Jesus addresses small children of the covenant extensively in Matthew 18, and briefly in Matthew 19 and the corresponding passages of Mark 10 and Luke 18. I believe these passages are critical to the debate over infant baptism.
Matthew 18:1-14 18 At that time the disciples came to Jesus and said, “Who then is greatest in the kingdom of heaven?” 2 And He called a child to Himself and set him before them, 3 and said, “Truly I say to you, unless you are converted and become like children, you will not enter the kingdom of heaven. 4 Whoever then humbles himself as this child, he is the greatest in the kingdom of heaven. 5 And whoever receives one such child in My name receives Me; 6 but whoever causes one of these little ones who believe in Me to stumble, it would be better for him to have a heavy millstone hung around his neck, and to be drowned in the depth of the sea.

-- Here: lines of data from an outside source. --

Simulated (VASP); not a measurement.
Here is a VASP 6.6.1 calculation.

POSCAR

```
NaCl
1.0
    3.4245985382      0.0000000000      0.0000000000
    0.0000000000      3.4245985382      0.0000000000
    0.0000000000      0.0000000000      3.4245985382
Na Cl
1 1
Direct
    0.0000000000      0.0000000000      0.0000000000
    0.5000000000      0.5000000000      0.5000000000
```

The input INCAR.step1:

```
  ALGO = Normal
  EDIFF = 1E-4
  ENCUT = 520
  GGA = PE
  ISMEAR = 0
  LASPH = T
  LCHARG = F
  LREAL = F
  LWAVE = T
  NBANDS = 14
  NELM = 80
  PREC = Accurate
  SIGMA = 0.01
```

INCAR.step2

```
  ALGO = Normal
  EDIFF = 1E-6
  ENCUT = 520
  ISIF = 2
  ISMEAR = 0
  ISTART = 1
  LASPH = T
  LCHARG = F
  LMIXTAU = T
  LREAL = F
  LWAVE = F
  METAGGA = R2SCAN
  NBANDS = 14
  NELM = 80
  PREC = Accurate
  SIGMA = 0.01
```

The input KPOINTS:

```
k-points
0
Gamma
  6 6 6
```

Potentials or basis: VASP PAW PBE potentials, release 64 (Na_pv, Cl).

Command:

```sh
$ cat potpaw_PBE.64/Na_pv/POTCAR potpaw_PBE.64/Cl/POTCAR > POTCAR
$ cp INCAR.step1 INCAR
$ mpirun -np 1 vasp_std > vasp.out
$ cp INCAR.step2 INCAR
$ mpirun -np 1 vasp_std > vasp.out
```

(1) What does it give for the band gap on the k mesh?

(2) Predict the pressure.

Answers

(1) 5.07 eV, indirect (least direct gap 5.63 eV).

7 “Woe to the world because of its stumbling blocks! For it is inevitable that stumbling blocks come; but woe to that man through whom the stumbling block comes! 8 “If your hand or your foot causes you to stumble, cut it off and throw it from you; it is better for you to enter life crippled or lame, than to have two hands or two feet and be cast into the eternal fire. 9 If your eye causes you to stumble, pluck it out and throw it from you. It is better for you to enter life with one eye, than to have two eyes and be cast into the fiery hell.
10 “See that you do not despise one of these little ones, for I say to you that their angels in heaven continually see the face of My Father who is in heaven. 11 [For the Son of Man has come to save that which was lost.] 12 “What do you think? If any man has a hundred sheep, and one of them has gone astray, does he not leave the ninety-nine on the mountains and go and search for the one that is straying? 13 If it turns out that he finds it, truly I say to you, he rejoices over it more than over the ninety-nine which have not gone astray. 14 So it is not the will of your Father who is in heaven that one of these little ones perish.
This is a big passage with a lot going on, but in brief summary:
– Adults must become like children to enter the kingdom of heaven (verse 3) – not the other way around.
– The humility of children is the mark of greatness in the kingdom (verse 4).
– We (the church) are to receive children in Jesus name – it is equivalent to receiving Jesus himself (verse 5).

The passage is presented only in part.